Misinformation about bereavement is rampant and may be summarized in six “dictums,” as noted by John W. James and Frank Cherry:

 

1. Bury your feelings;

2. Replace the loss;

3. Grieve alone;

4. Give “it” time;

5. Regret the past; and,

6. Do not trust.2

 

Strong statements about a process, grieving, most of us would rather avoid; rarely, are we successful in doing so. It is a truth: if a particular loss is important to our healthy growth and development, “it” will continue to come around and around, presenting itself for inner work until we work through it, thereby beginning a foundational part of core healing. Completing the GBU letters contributes to deep healing of our loss.

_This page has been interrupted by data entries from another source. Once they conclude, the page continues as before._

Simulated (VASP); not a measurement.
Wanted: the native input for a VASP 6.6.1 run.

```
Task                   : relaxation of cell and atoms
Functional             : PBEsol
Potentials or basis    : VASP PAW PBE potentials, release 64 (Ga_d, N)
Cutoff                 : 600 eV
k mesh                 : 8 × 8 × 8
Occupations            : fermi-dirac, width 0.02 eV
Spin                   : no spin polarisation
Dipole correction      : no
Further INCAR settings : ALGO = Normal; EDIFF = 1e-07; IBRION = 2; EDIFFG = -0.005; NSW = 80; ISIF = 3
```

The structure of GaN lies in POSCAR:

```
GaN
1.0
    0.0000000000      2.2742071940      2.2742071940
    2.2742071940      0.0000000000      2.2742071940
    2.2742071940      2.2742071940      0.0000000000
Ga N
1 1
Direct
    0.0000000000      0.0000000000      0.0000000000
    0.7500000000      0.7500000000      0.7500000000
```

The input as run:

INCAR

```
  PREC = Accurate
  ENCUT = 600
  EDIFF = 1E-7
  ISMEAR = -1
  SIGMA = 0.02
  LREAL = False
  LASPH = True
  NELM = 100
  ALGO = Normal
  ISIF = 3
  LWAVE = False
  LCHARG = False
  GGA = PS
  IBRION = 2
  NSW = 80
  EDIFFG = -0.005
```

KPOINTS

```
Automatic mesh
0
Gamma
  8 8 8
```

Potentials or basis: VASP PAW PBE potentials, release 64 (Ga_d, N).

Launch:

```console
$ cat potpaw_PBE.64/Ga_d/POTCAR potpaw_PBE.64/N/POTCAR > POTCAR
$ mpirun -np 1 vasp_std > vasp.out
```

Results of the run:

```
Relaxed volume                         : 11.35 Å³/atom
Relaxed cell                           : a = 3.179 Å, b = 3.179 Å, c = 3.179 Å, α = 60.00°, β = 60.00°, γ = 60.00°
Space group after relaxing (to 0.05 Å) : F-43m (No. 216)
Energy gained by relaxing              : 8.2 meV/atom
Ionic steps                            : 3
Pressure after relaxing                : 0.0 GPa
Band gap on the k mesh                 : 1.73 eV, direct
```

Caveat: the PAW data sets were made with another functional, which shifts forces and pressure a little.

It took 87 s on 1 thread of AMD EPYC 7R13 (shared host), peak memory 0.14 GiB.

The GBU letters are comprised of two parts, two letters: the first letter, the part from which the good, bad, and uglies name is derived, is a letter written by the person who is grieving the loss to someone or something else, the focus/foci of the loss. The second letter is written only after three whole days have transpired from completion of (and safely burning) the first letter or anytime--72 hours or greater--thereafter.3

 

In Matthew, we learn:

Then some of the scribes and Pharisees said to him, “Teacher, we wish to see a sign from you.” But he answered them, “An evil and adulterous generation seeks for a sign; but no sign shall be given to it except the sign of the prophet Jonah. For as Jonah was three days and three nights in the belly of the whale, so will the Son of man be three days and three nights in the heart of the earth. The men of Nineveh will arise at the judgment with this generation and condemn it; for they repented at the preaching of Jonah, and behold, something greater than Jonah is here.”4

 

Once written and read the first letter is to be placed in an envelope and burned, a safe fire, a safe manner of burning the letter being of paramount concern (see Sample First GBU Letter, p. 149).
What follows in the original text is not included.